Company Voluntary Arrangements, Landlords and Business Rates
Why do Landlords Often Agree to CVAs, When Doing so Doesn’t Offer Them a Great Return?
2018 has seen a large number of Company Voluntary Arrangements in the retail and restaurant sector, especially amongst bigger retailers with large numbers of outlets. Toys “R” Us, BHS, Prezzo and Byron Burgers have all entered into a CVA, with House of Fraser set to do so, until changed circumstances forced it into administration. Payments to landlords represent one of the biggest overheads of retailers, and a Company Voluntary Arrangement allows the tenant company to negotiate with their landlords and restructure (reduce) its lease obligations on a broad and significant scale, without the need to negotiate with each individual landlord.
As such, a CVA can allow the company to significantly reduce its rental and other property overheads and facilitate the closure of its unprofitable stores even if an individual landlord does not approve the CVA. More often than not, Company Voluntary Arrangements are agreed to by landlords, even though by accepting reductions in rent payments on remaining outlets and no rental payments on stores that close, the return is not great. This article, by Steve Illes, a partner in our London office, looks at why this is the case.
It’s Better to Have Some Tenants Rather Than no Tenants at All
This is the obvious answer. In the case of House of Fraser, the original CVA proposal was approved (subject to other provisions) for the closure of 31 of the 59 stores and for negotiations to reduce the rent on those that were to remain open, despite opposition from a group of landlords who filed a legal challenge. The premise here is that it is better to have a tenant than no tenant, especially in this market.
A CVA, therefore, represents a compromise. But what else drives landlords to accept such compromises and what are the potential costs if they don’t? It comes down, in part, to business rates.
There is no exemption now on Paying Business Rates on Vacant Properties
Previously when a property was left vacant due to insolvency, the landlord was able to obtain an open-ended exemption from the local authority, subject to some preconditions, from paying business rates. Over time this open-ended exemption was reduced to allow for a 3-month exemption from business rates, after which most vacant properties become fully rateable.

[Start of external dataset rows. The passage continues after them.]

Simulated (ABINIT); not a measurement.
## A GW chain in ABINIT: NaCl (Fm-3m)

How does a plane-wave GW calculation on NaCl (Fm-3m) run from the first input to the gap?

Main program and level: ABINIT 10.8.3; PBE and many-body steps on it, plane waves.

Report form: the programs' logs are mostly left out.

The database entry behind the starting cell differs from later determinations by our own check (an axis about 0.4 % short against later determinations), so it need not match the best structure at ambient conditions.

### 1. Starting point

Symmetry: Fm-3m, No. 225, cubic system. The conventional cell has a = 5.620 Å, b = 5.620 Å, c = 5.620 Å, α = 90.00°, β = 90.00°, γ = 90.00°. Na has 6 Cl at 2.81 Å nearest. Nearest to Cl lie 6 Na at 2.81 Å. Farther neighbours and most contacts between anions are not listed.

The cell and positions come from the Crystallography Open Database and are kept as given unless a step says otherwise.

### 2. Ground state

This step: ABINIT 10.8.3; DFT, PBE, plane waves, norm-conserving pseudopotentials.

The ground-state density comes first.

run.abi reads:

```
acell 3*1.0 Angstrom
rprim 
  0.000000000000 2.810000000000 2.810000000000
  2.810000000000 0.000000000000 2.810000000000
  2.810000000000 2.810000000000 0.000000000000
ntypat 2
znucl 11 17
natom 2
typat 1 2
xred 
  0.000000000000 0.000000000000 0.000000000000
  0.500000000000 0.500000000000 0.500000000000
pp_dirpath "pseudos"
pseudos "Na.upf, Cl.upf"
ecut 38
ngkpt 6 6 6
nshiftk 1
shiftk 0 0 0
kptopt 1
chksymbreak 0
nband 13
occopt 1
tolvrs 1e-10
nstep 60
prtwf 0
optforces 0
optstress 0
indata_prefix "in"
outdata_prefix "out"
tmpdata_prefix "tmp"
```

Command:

This 3-month exemption has meant that landlords are becoming liable for business rates on vacant properties immediately. This can amount to £500,000+ per annum on prime sites in and around London and the South East, for example. A restaurant chain, such as Prezzo, Pizza Express or Nandos could be paying between £40,000-£50,000, if not potentially more, in business rates, per annum per outlet on a typical South East High Street.
In other words, when the huge cost of paying business rates on vacant properties across the entire estate of a retailer that could otherwise be closed is factored in, the alternative of a CVA where some stores remain open – and therefore the tenant is paying both rent and business rates – is the better one.
A Word About Business Rates – from the Tenant’s Perspective
There are lots of reasons why so many high street retailers are facing difficult times right now, but one of the key issues is business rates. Business rates are payable on all commercial properties, and it is estimated that even a business employing fewer than 10 people in London will be paying £17,000 per annum in business rates. Add this to rent and salaries and businesses have to sell a lot to cover all this before they can start to make money and trade profitably.
Unlike most of the other taxes a business faces, business rates are not related to profits, number of employees, etc. They are fixed, regardless of how well a business is doing or how much it is selling. More to the point, they only apply to physical premises, meaning the big on line retailers, such as Amazon, with only one or two distribution centres pay a lot less in business rates than a high street business with many high street outlets.
Apart from anything else, this puts the high street at a significant disadvantage to the on line only, or mainly on line retailers, and helps explain the pressure that the high street is under. Add this to the fact that business rates largely doubled in London this year and it is easy to see why the Federation of Small Businesses has recently called the system as being “outdated, unfair and not related to the ability to pay.” Seen from the tenant’s perspective, perhaps it is no surprise that landlords are prepared to approve CVA proposals rather than carry the burden of business rates themselves.